The modeling of high-quality helioseismic data requires great accuracy in an equation of state (EOS), thus providing a basis for checking input physics about stellar envelopes and interiors. Although nonideal effects are fairly weak in the Sun, they influence the structure of solar interior significantly. The complexity of physical effects mainly includes two processes, i.e., Coulomb coupling and pressure ionization, both of which should be incorporated into the equation of state of stellar evolutionary codes covering a wide range of density and temperature variables.

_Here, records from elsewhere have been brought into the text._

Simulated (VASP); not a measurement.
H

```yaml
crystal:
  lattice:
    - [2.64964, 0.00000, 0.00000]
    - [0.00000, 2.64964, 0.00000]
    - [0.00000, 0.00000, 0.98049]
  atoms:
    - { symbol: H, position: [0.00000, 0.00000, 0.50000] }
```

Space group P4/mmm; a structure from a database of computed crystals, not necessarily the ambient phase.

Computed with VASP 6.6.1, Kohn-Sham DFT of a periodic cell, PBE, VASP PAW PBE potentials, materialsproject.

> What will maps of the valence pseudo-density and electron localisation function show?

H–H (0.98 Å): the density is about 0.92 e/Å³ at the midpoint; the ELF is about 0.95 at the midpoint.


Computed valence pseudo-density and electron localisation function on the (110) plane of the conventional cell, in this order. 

Several equations of state have been developed in order to include nonideal effects for fully ionized or partially ionized plasmas. A theoretical description of improved equations of state beyond the ideal gas law can be based either on the physical or the chemical picture of the plasma. In the chemical picture, the simplest improved equation of state is the so called CEFF equation of state (Christensen-Dalsgaard et al. 1988; Christensen-Dalsgaard & Däppen 1992) by adding Debye-Hückel free energy term to the EFF model (Eggleton et al. 1973). Mihalas et al. (Hummer & Mihalas 1988; Mihalas et al. 1988; Däppen et al. 1988) have presented the so called MHD equation of state which takes into account the effect of excited levels of atoms and ions on the properties of the plasma. The MHD equation of state considers only the lowest-order Coulomb coupling term through the Debye-Hückel approximation. In contrast to the chemical picture, there exists a more complicated physical picture, in which nuclei and electrons (free or bound) are the only fundamental constituents of the thermodynamic ensemble, as employed in the OPAL equation of state (Rogers 1986; Rogers et al. 1996).

The MHD equation of state and the OPAL equation of state are given with their results in tabular form and can not be called directly. This is because the complex formalism and time-consuming calculation of the EOS stem from many physical processes. Although a number of shortcomings in the EFF equation of state have been known for a long time, the EFF equation of state possesses many advantages over tabulated EOSs due to its being analytical. Its obvious merit is flexibility in varying compositions, which have been routinely dealt with, and the possibility of introducing and investigating new physics. In order to model high accurate EOS, we attempt to present an algorithm for explicit and simplified expressions of the improved EFF equation of state under the solar interior conditions on the basis of free-energy minimization method in the chemical picture (Harris et al. 1960; Graboske et al. 1969). The EOS presented in this paper is formulated for a hydrogen-helium mixture and takes into account the physical processes of electron degeneracy, Coulomb coupling and pressure ionization.

The paper is organized as follows. A thermodynamic model of the hydrogen-helium mixture is presented in Sect. 2. In Sect. 3, we propose simple and accurate analytic approximations for the non-ideal free energies of the plasma arising from Coulomb coupling and pressure ionization. The algorithm for calculating thermal equilibrium is given in Sect. 4. In Sect. 5 the calculated results of the EOS are compared with those of other EOSs.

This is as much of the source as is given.